Views of the forest are often obscured by the trees. This metaphor helps explain why General Electric is alone amongst the founding members of the Dow Jones to still be on that list of leading companies today. Even the biggest and best organisations fail to see the forest for the trees and throw away considerable advantages.
To stay ahead of the curve an organisation must change internally as rapidly as the world outside changes - for when the pace of external change outstrips that of internal change the organisation will struggle to adapt. In such organisations - especially very successful ones - a crystallisation forms: leaders seek to replicate success by trying to engineer defined outcomes through process optimisation; a focus on style rather than substance for initial success is often delivered by reinventing or breaking outmoded rules and processes.
‘Success’ in such organisations starts to become defined by internal measures, such as hierarchical position. Good functional specialists are promoted - often on the contribution they make to internal cohesion - to their own particular level of incompetence, replacing a much needed expert for another, far less needed, incompetent manager. Behaviour in such organisations is reinforced by “meaningless sloganising and mission statements” and the result is Kafkaesque - everyone knows the system is ineffective but are powerless to change it.
But change is a constant and organisations failing to recognise this - and adapt accordingly - risk becoming the walking dead - like the founding Dow Jones alumni of 120 years ago. Today’s increasingly rapid pace of change requires organisations to be ready to undertake change far more often. Doing so at the peak of their current development (S) curve - while resources are still abundant - enables them to act from a position of strength. Doing so only after new technologies or approaches dominate the market - which has likely already started to eat into your competitive advantage and reserves - is a strategic error. Change may not kill you straight away, but it inflicts a heavy enough blow that will eventually: leaving you a zombie organisation.

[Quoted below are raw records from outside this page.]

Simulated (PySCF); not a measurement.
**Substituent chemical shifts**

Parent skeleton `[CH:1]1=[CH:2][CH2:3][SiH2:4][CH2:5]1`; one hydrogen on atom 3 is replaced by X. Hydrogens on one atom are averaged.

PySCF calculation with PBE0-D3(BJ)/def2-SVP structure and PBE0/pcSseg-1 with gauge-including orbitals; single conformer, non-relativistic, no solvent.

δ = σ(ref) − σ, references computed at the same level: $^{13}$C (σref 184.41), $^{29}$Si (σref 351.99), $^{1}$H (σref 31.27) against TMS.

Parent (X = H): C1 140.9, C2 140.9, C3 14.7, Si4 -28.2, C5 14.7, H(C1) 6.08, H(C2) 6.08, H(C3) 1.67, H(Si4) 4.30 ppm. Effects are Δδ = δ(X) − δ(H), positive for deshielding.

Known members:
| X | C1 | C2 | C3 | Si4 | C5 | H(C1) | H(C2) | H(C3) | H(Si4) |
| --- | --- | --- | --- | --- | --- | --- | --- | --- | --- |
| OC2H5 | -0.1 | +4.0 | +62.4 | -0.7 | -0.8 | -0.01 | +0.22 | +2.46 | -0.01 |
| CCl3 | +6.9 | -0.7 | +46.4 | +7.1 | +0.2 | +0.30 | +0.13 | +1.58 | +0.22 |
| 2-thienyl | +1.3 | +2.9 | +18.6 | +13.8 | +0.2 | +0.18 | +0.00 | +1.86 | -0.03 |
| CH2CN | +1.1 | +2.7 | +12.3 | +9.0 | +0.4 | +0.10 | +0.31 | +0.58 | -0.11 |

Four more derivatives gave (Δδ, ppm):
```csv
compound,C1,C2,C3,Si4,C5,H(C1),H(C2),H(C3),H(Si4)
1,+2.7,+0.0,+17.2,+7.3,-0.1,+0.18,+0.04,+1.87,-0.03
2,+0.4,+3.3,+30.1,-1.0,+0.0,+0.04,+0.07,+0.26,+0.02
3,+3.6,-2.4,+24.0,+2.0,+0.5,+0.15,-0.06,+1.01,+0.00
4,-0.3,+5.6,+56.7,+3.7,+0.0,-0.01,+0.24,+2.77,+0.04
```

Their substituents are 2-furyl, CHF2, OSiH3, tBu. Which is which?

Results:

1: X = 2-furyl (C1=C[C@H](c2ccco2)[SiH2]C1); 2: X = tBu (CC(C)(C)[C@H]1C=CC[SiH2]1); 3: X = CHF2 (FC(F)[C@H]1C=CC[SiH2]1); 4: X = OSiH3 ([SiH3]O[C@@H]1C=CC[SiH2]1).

Dell developed the vacant stare of the zombie prior to its buyout last year. The computer firm hadn’t made the leap to the new ’S’ curve while they were riding high. Now, they are busily sinking money from declining PC sales to finance a belated move into services, storage and software. Time will tell whether this shuffle has enough momentum for them to survive and thrive again. Another one to watch out for is yesterday’s behemoth, Microsoft. Is your organisation next?